Our photographer Jessica, better known by her Photocase username riskiers, wrote an article about her children’s portraits for the German photography blog kwerfeldein (link to the original blog post). We are very happy to present you an English version of her article today in form of this guest post. Thanks, Jessica! This way to here user profile.
Children are heartening. They are full of curiosity, dreams and enjoyment of life. Their world is colourful, without worries and full of fantasy. They live the moment, without thinking about tomorrow or what once was. This happy period of childhood passes by so quickly and memories start to fade to soon. That’s why it is important to me, to accompany my children along their journey of discovery and to capture those happy moments of their childhood.
Who doesn’t know this “hatching something shortly before dinner starts”? And who doesn’t like to remember those adventures of days long gone? I was lucky to grow up as a child close to nature, always in quest of new adventures. Building a hatch with the neighbor’s kids, playing in wild gardens, nursing injured birds, speaking to my friends through tin cans on a rope – it was never boring. Unfortunately, I have only very few images from that time and I’m happy that my kids won’t have the same problem later.
I want my kids to have a childhood in close touch with nature. Especially today, where media and digital technologies play a big role, even at an early age, free play and activities outside are super important. Open spaces inspire and foster creativity and give children the opportunity to gain practical experiences. That’s why we often go out into the woods, kite flying on the meadows or hiding in the fields.
It doesn’t always have to be big trips that take long drives. Often it’s the little things in the near, that create the biggest excitement. I always have my camera with me then, because when the small ones can be just “kids”, that’s when they experience exciting things and the most natural and beautiful children’s portraits come about.
Especially my twins are often so lost in their play, that they don’t realize that they are being photographed. As long as they feel the presence of the other around them, they feel save and totally forget the world around them. The strong bound between them is something very special and it is my goal to make this deep congeniality visible in my photos.
My son is already at a age, in which he perceives being photographed. That’s why natural snapshots are harder to come by, but not impossible. If the trip is fun, he forgets pretty quickly that going for a walk is uncool. The path should be adventurous and offer opportunities to climb or caves to hide. Sometimes he comes up with a photo idea and we head out together. In those moments, he enjoys the attention, as you can see in the balloons series. The sun is not the only one shining on that photos.
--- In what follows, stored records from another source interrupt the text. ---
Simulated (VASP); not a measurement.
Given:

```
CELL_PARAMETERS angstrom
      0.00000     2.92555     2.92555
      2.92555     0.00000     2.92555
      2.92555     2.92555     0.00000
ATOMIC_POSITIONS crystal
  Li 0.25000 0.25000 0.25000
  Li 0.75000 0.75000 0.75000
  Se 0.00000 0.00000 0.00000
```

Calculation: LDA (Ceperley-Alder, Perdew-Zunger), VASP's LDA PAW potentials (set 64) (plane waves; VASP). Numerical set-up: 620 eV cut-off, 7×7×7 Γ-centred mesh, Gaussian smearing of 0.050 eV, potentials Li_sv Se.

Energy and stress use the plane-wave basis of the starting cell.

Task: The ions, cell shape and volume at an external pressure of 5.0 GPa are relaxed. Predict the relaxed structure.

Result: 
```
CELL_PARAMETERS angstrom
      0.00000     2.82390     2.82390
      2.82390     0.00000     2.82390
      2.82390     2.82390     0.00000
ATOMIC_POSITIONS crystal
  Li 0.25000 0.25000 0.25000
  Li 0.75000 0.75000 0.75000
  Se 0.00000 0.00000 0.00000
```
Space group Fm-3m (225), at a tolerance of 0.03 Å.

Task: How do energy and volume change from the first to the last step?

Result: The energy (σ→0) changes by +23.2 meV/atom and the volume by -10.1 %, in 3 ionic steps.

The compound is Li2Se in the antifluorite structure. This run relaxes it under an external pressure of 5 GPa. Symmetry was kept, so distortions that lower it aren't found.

Sometimes friends come up to me and ask me to take photos of their kids. Because my studio equipment is quite negligible and because I would have to rearrange our dining room to set up a screen, I often arrange shootings outside. For the kids it’s more like a fun trip, the parents are relaxed and the photos look authentic and cheerful.
The recipe for my children’s portraits is not a secret. My photos live on the uniqueness of my small models and the beauty of nature. With the following ingredients, everyone can enhance their children’s snapshots:
You need a good location
I explore my shooting locations mostly alone roaming through the nearby woods or parks. Because I love taking photos of landscapes, I spend a lot of time outside in the nature and therefore know, where it’s worth going with the kids. Wether a colourful fall forest full of moss, mushrooms and small crawlies, a wavy grain field or a sunflower maze – you only have to look around. There are great opportunities everywhere.
Light is very important
I love it, when photos glow. It emphasized the joy of live, especially with the small ones. That’s why I’m often under way in the late afternoon, when the sun stands low, the shadows grow longer and the light gets caught in the grass. To capture the glow, I often photograph against the light and am delighted about every light reflex in the picture. Backlight is addicting!
You need good glass
Maximum aperture is also addictive. Preferably, I take photos with my wide-aperture, fixed focal length lens with an aperture of f/2.8 or wider. Once you start, you just can’t stop. You can get wide-aperture, fixed focal length lenses for only 100 € and they increase the creative potential of a entry-level DSLR enormously. I like the selective sharpness and the creamy Bokeh.
I often use branches or flowers and hold them directly in front of the lens, let them blur in unsharpness, to give the motive more depth or frame it. I only have my “foot” zoom but that makes me think more about the motif. Less and less often, I have to crop my images later, because the composition is just right.
Make your composition exciting
When looking through the viewfinder, I intuitively apply artistic rules of photography but break them consciously. To make the composition more exciting, I often use things on site. Fences, paths, steps, branches or similar things that give the image depth, in room and substance.
Give your photo some spice
I put the final touches to my photos in Photoshop. I take all photos in RAW format and firstly edit them in the RAW converter. I adjust basic settings like lightening, contrast, saturation, color temperature and test how the photo would look in black and white. Where applicable, I add a vignette or remove disturbing aberrations.
Afterwards, I open the photo in Photoshop and apply the following steps:
To increase the contrast, I use the gradation curve. In order not to change the original, I always duplicate the photo and edit the copy. If certain parts are too dark or too light, I use the layer mask, paint the affected parts with the paint brush and set the opacity.
Usually, I adjust the color balance a little and, if necessary, correct certain color shades with the selective color matching.
You don’t have to do a lot of skin and face retouching with children’s photos. I highlight bright children’s eyes by lightening the parts with the dodge tool or using the layer mask. Finally, I remove disturbing elements with the clone stamp. I’m sure, there are lots of other possibilities that lead to an even better result. I’m always open and thankful for any tips but I also don’t want to sit in front of the photo for ours and totally alienate it from the original. I want my photos to emphasize children’s naturalness.
And last but not least, a grain of luck is not to be sniffed at. 🙂
I would have never thought, that such love of photograpy would grow out of my early children’s snapshots. It’s much more than a hobby.